However, not all fluids behave in this linear way. For example, fluids such as certain oils, blood, inks, and most paints behave in a nonlinear or non-Newtonian manner in that their viscosity changes as a function of the strain rate. The viscosity may increase or decrease with an increasing strain rate, depending on the nature of the fluid. For example, a dilatant fluid experiences shear thickening, and a pseudoplastic fluid exhibits shear thinning. The behavior of such non-Newtonian fluids is less well understood, so their behavior is less predictable, but they have many practical uses. For example, paints behave as pseudoplastic fluids that experience thinning when mixed or agitated during brushing or spraying. After application, the paint thickens, so it does not run off the surface. The study of non-Newtonian fluids is called rheology.
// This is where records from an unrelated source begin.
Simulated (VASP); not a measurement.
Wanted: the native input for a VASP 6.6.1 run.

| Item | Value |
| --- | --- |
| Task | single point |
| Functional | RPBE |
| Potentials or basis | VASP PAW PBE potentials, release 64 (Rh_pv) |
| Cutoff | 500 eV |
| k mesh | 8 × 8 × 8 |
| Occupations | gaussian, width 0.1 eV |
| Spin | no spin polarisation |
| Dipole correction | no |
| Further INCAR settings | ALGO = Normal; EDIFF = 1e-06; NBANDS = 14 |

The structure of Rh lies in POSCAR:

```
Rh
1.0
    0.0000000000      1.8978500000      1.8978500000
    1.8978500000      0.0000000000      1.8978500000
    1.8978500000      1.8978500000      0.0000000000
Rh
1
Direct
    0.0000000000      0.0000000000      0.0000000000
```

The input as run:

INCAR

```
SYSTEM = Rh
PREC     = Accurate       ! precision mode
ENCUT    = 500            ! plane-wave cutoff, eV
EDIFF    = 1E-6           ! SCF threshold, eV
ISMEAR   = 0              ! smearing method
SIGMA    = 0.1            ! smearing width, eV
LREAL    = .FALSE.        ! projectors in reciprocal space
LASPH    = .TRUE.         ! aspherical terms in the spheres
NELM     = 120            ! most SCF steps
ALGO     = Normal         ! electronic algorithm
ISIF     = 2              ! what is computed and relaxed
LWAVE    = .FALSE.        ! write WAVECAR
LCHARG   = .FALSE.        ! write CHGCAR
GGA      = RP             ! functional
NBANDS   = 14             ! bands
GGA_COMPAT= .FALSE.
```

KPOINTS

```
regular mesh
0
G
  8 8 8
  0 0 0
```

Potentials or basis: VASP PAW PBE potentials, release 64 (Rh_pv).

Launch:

Why is ketchup so hard to get out of the bottle?

Ketchup is infamous for being hard to get out of a bottle unless you know the secret. Shake it first! In the bottle, ketchup is a reasonably viscous fluid and does not pour easily because of the relatively strong cohesive bonding between the ketchup molecules, which includes various polymer chains. To liquefy ketchup, you need to shake the bottle vigorously, which agitates and deforms the fluid and creates a strain rate. This process also stretches the polymer molecules to experience less cohesive bonding, so reduced viscosity is the result. The process takes a few seconds, but you can easily pour the ketchup onto your burger. Today, ketchup often comes in squeeze bottles, in which the ketchup is forced through an orifice by creating pressure in the bottle. This process also creates a strain rate, which reduces the viscosity of the ketchup so it can be poured. After this point, the ketchup thickens again, so it does not run off your burger!

Effects of Temperature on Viscosity

The temperature has important effects on the magnitude of the viscosity of both gases and liquids. Consequently, the viscous characteristics of gases change differently from liquids when subjected to changes in temperature, as shown in the figure below. For example, the viscosity of a liquid generally decreases with increasing temperature; this effect occurs because the reduction in bonding forces dominates over any increase in inter-molecular momentum transfer. The consequence is that liquids usually show a reduction in viscosity with increasing temperature. However, gases, including air, typically show increased viscosity with increasing temperature because of the increase in intermolecular momentum transfer.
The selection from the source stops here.